Friday, March 19
New Line Art from Matthew Alderman
Matthew Alderman. S. Dymphna of Gheel. Private Collection, Minnesota. January 2010.
From the Catholic Encyclopedia:
There are at Gheel fragments of two simple ancient sarcophagi in which tradition says the bodies of Dymphna and [her confessor and fellow martyr] Gerebernus were found. There is also a quadrangular brick, said to have been found in one of the sarcophagi, bearing two lines of letters read as DYMPNA. The discovery of this sarcophagus with the corpse and the brick was perhaps the origin of the veneration. In Christian art St. Dymphna is depicted with a sword in her hand and a fettered devil at her feet. Her feast is celebrated 15 May, under which date she is also found in the Roman martyrology.(More).

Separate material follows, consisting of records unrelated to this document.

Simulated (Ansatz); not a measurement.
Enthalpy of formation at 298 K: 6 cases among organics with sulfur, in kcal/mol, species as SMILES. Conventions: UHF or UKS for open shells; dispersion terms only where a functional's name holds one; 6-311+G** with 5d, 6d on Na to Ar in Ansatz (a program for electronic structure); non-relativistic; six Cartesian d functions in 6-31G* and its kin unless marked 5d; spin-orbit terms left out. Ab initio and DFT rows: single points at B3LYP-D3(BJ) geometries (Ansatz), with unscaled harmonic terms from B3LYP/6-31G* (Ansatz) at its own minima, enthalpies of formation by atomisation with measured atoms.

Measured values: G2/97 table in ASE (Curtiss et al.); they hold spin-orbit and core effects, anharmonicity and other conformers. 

From time immemorial, the saint was invoked as patroness against insanity. The Bollandists have published numerous accounts of miraculous cures, especially between 1604 and 1668. As a result, there has long been a colony for lunatics at Gheel; even now there are sometimes as many as fifteen hundred whose relatives invoke St. Dymphna for their cure. The insane are treated in a peculiar manner; it is only in the beginning that they are placed in an institution for observation; later they are given shelter in the homes of the inhabitants, take part in their agricultural labours, and are treated very kindly. They are watched without being conscious of it. The treatment produces good results. The old church of St. Dymphna in Gheel was destroyed by fire in 1489. The new church was consecrated in 1532 and is still standing. Every year on the feast of the saint and on the Tuesday after Pentecost numerous pilgrims visit her shrine. In Gheel there is also a fraternity under her name.